TRANSITIONS

Georges “Georgie” Launet, now head pizzaolo for Pizzeria Santa Lucia, prepares a catering tray for a 2012 benefit.

Georges “Georgie” Launet, now head pizzaolo for Pizzeria Santa Lucia, prepares a catering tray for a 2012 benefit.

Thursday, June 19, 2014

We reported last week that Donnie Ferneau Jr. will move his Good Food by Ferneau catering/take-out business, focusing on gluten- and sugar-free meals, to the former Argenta Market space, 521 Main St., North Little Rock, leaving still open by the deadline for this column the questions of an opening date and the status of his planned new Southern-cuisine restaurant, The Still, in the Capitol Lofts project, which is what the developers are calling the eventually rebuilt Hall-Davidson Building, 200 block of West Capitol Avenue in downtown Little Rock. We'll reprise what he told our Business section guru Jack Weatherly shortly thereafter: Ferneau said he hopes to have Good Food open by mid-July. And plans are still on track, if perhaps not the timeline, on The Still -- Capitol Lofts partner David Robinson told Weatherly that, because of construction delays, opening day may be as far away as spring 2015. We'll keep you posted.
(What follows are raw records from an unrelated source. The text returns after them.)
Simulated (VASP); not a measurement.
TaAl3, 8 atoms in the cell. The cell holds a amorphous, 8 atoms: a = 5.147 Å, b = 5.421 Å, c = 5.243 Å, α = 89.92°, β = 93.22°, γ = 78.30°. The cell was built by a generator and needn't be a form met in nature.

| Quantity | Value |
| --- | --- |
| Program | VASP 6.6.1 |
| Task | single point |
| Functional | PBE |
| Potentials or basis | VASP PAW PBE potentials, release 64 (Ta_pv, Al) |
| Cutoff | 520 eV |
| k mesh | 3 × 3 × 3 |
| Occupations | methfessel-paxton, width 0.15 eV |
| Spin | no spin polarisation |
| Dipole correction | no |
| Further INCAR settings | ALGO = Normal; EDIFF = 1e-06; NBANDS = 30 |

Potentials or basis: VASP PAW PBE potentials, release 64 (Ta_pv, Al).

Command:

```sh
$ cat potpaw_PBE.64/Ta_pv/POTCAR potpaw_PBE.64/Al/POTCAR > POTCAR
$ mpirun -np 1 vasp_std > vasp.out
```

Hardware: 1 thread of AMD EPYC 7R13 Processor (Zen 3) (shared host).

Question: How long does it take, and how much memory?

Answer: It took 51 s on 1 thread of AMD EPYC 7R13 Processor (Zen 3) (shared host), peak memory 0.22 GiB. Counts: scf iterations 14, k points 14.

We also have a slightly more precise target of early August for the opening of Pizzeria Santa Lucia, which, like Baja Grill up the street, is a popular food truck moving into brick-and-mortar quarters, in this case, at Terry's Finer Foods, 5018 Kavanaugh Blvd. in Little Rock's Pulaski Heights. The key, says Georges "Georgie" Launet, head pizzaolo (that's a "gourmet" term for a man who makes pizzas in a pizzeria), is the delivery date of the huge, authentic, brick-floor, wood-burning, 1,000-degree pizza oven, currently on the high seas en route from Naples, Italy. Once it reaches a South Texas port, it'll spend two weeks in customs, after which it gets shipped to the Colorado company from which the pizzeria bought it. They'll then ship it here for installation. It'll take a few weeks after that to get it seasoned and into proper pizza-making condition, Launet says. But once it's up and running it'll turn out pizzas in less than five minutes.

Launet notes, by the way, that the true Neapolitan-style pizza itself may take some getting used to by Arkansans used to crisper crusts -- by design and tradition, it'll have a soft bottom and might better be eaten with knife and fork (though New Yorkers consuming similar "New York-style" pies have solved that problem by folding the slice). Launet says the pizzeria, which is taking over the space that Terry's Finer Foods the Restaurant occupied before it moved to the other side of the grocery store, will stay open late, primarily to provide food for customers of the bar (Launet promises a wide variety of domestic and imported beers); the late-night menu might include, in addition to pizza, a charcuterie plate and pies from the pie shop now open inside Terry's. We'll keep you posted.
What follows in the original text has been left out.